Abbott v. Kellogg
Abbott v. Kellogg
Opinion of the Court
The facts are these: That on or about the third day of December, 1906, one Mallory and H. E. Kellogg, defendant, entered into a written agreement for the purchase and sale of real property in Kings-county, under which agreement it was provided that a certain note should be paid on or before October 1, 1909; that certain interest upon other notes should be paid on or before such date; that Kellogg should pay all taxes and charges assessed against the property, as well as water taxes levied, on or before such date; time being made of the essence of the contract. It was further agreed that if the second party should be in default in *431 the performance of any of the terms and provisions of the agreement, his rights should be at an end, and that if allowed to remain upon said premises thereafter, he should hold and occupy as tenant of the said Mallory. Possession of the premises was given at the time of the execution of the agreement. Kellogg made default in each and all of the obligations of the contract imposed upon him to be performed on or before the first day of October, 1909, and on the fifth day of October following, Mallory gave notice to him that his rights were forfeited under the contract, and that he (Mallory) was going to sell his right to said property. After such notice to Kellogg, Mallory sold the premises to plaintiff, who demanded possession thereof, which was refused, and Kellogg and Carl Witzke, holding under him, continued in possession. Accordingly, on October 18, 1909, Abbott made written demand for the surrender of possession and occupancy of the premises, and upon defendant’s failure and refusal to surrender possession within three days thereafter, this action was brought to recover possession. Defendant by his answer denied the seisin and right of possession of plaintiff, and averred an equitable ownership by him in the premises, disclaiming the title of the landlord and of his own relation as tenant. The trial court found the allegations of the complaint to be true, and those allegations touching want of ownership in plaintiff, and the denial of tenancy by defendant, to be untrue; found the valuation of the use and occupation of the premises, after notice, to be $120, and by its decree put plaintiff in possession and gave judgment for $120 rent. Defendant appeals from the judgment and from an order denying his motion for a new trial.

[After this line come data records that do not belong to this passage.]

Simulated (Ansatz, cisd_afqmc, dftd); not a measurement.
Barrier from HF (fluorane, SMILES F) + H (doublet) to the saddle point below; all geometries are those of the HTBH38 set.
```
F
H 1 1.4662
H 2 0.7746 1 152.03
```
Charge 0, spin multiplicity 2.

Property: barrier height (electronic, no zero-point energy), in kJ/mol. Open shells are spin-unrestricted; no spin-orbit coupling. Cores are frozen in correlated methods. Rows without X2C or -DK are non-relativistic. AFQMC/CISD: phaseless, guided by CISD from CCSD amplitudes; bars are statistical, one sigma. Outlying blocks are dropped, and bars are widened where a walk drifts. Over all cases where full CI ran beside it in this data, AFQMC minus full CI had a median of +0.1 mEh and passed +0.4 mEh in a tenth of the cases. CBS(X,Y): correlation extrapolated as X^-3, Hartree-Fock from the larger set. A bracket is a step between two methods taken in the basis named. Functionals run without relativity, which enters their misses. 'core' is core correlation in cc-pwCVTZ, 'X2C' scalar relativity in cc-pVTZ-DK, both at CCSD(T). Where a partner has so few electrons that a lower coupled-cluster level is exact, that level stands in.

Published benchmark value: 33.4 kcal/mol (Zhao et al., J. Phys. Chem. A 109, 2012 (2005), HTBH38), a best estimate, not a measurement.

Under the allegations of the complaint, and from the express provisions of the contract, defendant, after his default in the performance of the covenants of the agreement, became a tenant at will of Mallory. Being such tenant at will, under section 789, Civil Code, thirty days’ notice to remove from the premises within a period of not less than one month was essential to terminate the tenancy, and under section 1161 of the Code of Civil Procedure, when one directly or by subtenant continues in possession-of the property, or any part thereof, after the expiration of the term for which it is -let, without permission of his landlord, or the successor in estate of his *432 landlord, if any there he, and if the tenancy be one at will and has been terminated by notice as prescribed in the Civil Code, the action of forcible detainer lies, and the three days’ notice to quit after the termination of the tenancy is sufficient to entitle the landlord or owner to maintain an action in unlawful detainer. It is insisted by appellants that this action in unlawful detainer does not lie, because it affirmatively appears that the thirty days’ notice provided by the Civil Code to terminate a tenancy at will was not given. “The defendant’s answer expressly makes denial óf title and of holding possession as tenant, or that plaintiff was entitled to the possession. The effect of this denial was to make the defendant a trespasser. He was not entitled to notice to quit.” (McCarthy v. Brown, 113 Cal. 19, [45 Pac. 14].) The thirty days’ notice to quit not.being essential in terminating the tenancy where the same is disclaimed by the tenant, it was not necessary to establish the same in order to give plaintiff the rights guaranteed by section 1161 of the Code of Civil Procedure, or the right to maintain an action in ejectment, in each of which actions the superior court had jurisdiction, and its judgment being correct, will not be disturbed, if its jurisdiction to render the same under the pleadings is established. Treating the action as one in ejectment, defendant appeared, demurred and answered without question as to the time required in the summons so to do, and is not in a position to question the sufficiency of the summons, under the circumstances of the case.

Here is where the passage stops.